NOVEMBER 2010 BAD FAITH CASES INSURED HAS A RIGHT TO FEDERAL JURY FOR HIS BAD FAITH CLAIM DUE TO THE PUNITIVE DAMAGES REMEDY, DESPITE BAD FAITH STATUTE NOT CREATING A RIGHT TO JURY (Philadelphia Federal)
In Pratt v. Victoria Insurance Company, the insured had brought a bad faith insurance claim against the insurer for the insurer’s failure to pay what he maintained was due to him for vandalism to his motor vehicle. The case was referred to an arbitration panel, which found in favor of the insurer.
The insured proceeded to demand a trial de novo, and the issue before the court was whether the action could be tried before a jury. The court noted that on his Entry of Appearance in the Court of Common Pleas, the insurer’s counsel wrote, “A jury of twelve (12) persons is demanded.” Rule 38 of the Federal Rules of Civil Procedure provides that when an issue is triable of right by a jury, a party may demand a jury trial by serving the other parties with a written demand.

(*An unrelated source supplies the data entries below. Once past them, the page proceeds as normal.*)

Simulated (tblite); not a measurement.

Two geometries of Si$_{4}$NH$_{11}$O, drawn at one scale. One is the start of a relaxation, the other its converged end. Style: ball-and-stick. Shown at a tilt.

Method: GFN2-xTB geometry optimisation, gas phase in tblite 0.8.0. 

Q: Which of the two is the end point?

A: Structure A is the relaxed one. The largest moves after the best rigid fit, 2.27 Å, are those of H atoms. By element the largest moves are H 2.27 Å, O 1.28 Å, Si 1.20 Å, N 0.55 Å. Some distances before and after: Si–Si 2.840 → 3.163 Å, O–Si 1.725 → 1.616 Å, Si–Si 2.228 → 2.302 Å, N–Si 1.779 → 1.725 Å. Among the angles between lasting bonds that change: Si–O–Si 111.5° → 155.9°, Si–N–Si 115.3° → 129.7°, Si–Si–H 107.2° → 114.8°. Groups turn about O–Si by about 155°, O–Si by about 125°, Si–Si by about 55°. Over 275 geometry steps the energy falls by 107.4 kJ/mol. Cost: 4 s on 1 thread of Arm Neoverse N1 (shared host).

In determining whether this case allowed for a jury trial based on the above information, the court first noted that “under Pennsylvania law, there is no right to a jury trial in the state courts” when the sole claim is a bad faith insurance claim brought under 42 Pa. Cons. Stat. § 8371. However, it then recognized that the Third Circuit had previously determined that “when a § 8371 claim is brought in federal court, the punitive damages remedy triggers the Seventh Amendment right to trial by jury.” It therefore held that the insured’s claim was in fact triable by jury in the Eastern District court because one of the parties had properly and effectively made a demand for a jury trial.
Date of Decision: November 12, 2010
Pratt v. Victoria Ins. Co., Civil Action No. 10-1629, United States District Court for the Eastern District of Pennsylvania, 2010 U.S. Dist. LEXIS 120637, (Nov. 12, 2010) (Bartle III, J.)